Perhaps the most salient feature of the “always-on” digital age is that consumers want their content, and they want it now.
Whether it’s viewed on a smart TV, a tablet or a smartphone, streamed via an Internet-connected set-top box or stored on a laptop and beamed to another device, the expectation is still the same: Access to content should be easy, seamless, and available anytime, anywhere in the home.
For cable, satellite and other pay-TV operators around the world, the need to deliver this kind of connectivity will soon bump up against the limitations of broadband in the home. A recent study from Bell Labs, the research arm of Alcatel-Lucent, shows that the increasing consumption of video content on mobile devices is expected to push wired broadband networks to their “absolute limits” over the next decade.
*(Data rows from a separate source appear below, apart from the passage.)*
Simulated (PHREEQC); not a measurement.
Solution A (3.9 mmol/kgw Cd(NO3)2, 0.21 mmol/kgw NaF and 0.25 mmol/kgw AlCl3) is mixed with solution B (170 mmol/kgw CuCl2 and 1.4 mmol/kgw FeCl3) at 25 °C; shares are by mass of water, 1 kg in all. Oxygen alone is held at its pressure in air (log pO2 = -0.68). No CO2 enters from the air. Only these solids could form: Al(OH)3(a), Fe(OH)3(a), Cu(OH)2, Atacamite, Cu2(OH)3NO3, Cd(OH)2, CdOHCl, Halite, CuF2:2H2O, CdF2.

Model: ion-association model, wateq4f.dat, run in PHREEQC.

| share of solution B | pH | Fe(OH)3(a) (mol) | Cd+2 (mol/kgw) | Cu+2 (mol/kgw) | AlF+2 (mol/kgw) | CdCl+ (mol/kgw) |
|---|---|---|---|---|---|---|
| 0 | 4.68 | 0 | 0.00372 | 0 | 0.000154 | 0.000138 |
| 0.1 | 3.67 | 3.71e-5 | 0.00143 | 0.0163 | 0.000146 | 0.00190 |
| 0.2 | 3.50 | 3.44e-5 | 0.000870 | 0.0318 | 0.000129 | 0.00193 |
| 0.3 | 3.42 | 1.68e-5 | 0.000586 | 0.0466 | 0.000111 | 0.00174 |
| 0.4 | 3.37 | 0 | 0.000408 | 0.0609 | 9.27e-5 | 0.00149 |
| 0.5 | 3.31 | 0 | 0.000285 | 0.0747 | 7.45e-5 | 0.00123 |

That means operators will be challenged to provide consumers with a high-quality offering of “triple play services” that are in such high demand around the globe.
Bell Labs’ study showed that as delivery of video content moves from traditional broadcast TV to the the delivery of personalized content on demand, “disproportionate pressure will be placed on the ‘Internet Protocol edge’ of these networks.”
One solution—which Broadcom is demoing this week at the International Consumer Electronics Show—is to help broadband operators offload some of their networking burden onto the more robust, more reliable, next-gen 5G WiFi.
Today, Broadcom announced that it’s pairing up 802.11ac-speed Wi-Fi with its proven IPTV set-top box technology, enabling operators to wirelessly deliver high-def content and services to their customers.
It also enables them to offer customers high-value services including multiroom DVR, Internet browsing via TV, gaming, specialized over-the-top content and other types of add-ons—all without wires. There could soon be a day when subscribers can wirelessly download content, stream video, and access the internet at wire speeds, in any room of the house.
With 5G WiFi on board, there’s the added benefit of reliability and reach, a big win for consumers who are already familiar with the technology and want other TVs in their homes to have all the same benefits as a wired broadband connection.
Mixing it up on the home networking front is expected to happen slowly over the next five years, as more consumers incorporate mobile devices into their home entertainment lineups, according to Michael Inouye, senior TV and video analyst at ABI Research.
“Strong support for mobile devices could also convince service providers to add wireless connectivity to their STBs, particularly to support new standards like Wi-Fi Direct and Miracast; although these solutions would likely service households where wired solutions are less optimal or as a complement to wired networking,” Inouye told IP&TV News last year.
A few of the biggest benefits to putting 5G WiFi on set-top boxes are speed, reliability and reach.
And Broadcom’s 5G WiFi IPTV set-top box supports the latest IEEE 802.11.ac standard, driving innovations that promise to transform the way consumers – as demanding as they are for connectivity and content-delivery “anytime, anywhere”— watch TV at home.